Caveat Youngstor: Seniors don’t like to be called that name any more. And be careful what else you call them: They’re strong and increasingly strong in numbers. They’re living longer, working longer, raising grandchildren and actively participating in their communities as employees and active volunteers.
Icons of aging, Betty White and Morgan Freeman, host television shows and hawk products. Changing hair color isn’t the negative media image it once was, as marketers are discovering green in silver.
Preferred expressions are, perhaps, “older adults” and “Boomers” or maybe “Third Agers,” the last referring to post retirement when more Americans are revitalizing, even remaking their lives.
Third Agers don’t want descriptions conveying limitation, compartmentalization, paternalism, negativity or finality. They want terms on their terms: open-ended, vital, positive, empowering and full of possibilities. They want to grasp new opportunities their parents didn’t consider and their grandparents couldn’t comprehend.
“No boomer wants to be called a senior. They no longer see across-the-board age milestones as defining the aging process or accept the homogeneous concepts their parents did,” says Melanie Starns, M.A.G., assistant director of the Arizona Department of Economic Services — Division of Aging & Adult Services in Phoenix. “Instead, they are defining later life in terms of doing their own thing, of freedom and individuality.”
Baby Boomers are Rockin’ n' Rollin’
In describing themselves, today’s older Americans are reaffirming the themes that typified the ‘60s social revolution, led by post-World War II Baby Boomers: self-actualization, the celebration of choice rather than the acceptance of societal limitations, community involvement and volunteerism.
“We have an opportunity to redefine aging as a very positive experience and tear down the old barriers and misperceptions. We have to focus on the assets of aging and the value of people as they age,” says Sandy Markwood, chief executive officer of the National Association of Area Agencies on Aging (n4a) in Washington, D.C.
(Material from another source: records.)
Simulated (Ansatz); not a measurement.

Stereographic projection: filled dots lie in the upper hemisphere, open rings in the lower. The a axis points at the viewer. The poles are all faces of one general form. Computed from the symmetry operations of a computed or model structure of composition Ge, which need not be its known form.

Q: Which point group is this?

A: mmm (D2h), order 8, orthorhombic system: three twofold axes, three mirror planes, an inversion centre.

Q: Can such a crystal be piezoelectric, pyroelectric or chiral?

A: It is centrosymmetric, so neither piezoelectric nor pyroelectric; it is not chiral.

“Older Americans see themselves several decades younger than their chronological age,” adds Teri Kennedy, Ph.D., MSW, director of the Office of Gerontological Social Work Initiatives with the Arizona State University School of Social Work in Phoenix and Tucson. So, the often-heard numbers shift: 60 is the new 40 and 100 the new 80.
To students or groups she addresses Kennedy often describes this attitude shift in terms of two metaphors. “Remember Russian nesting dolls, each one successively smaller than the one before, fitting one into the other? Well, we see ourselves more like that: Our present includes all that has come before — with each successive doll representing a new age,” she says.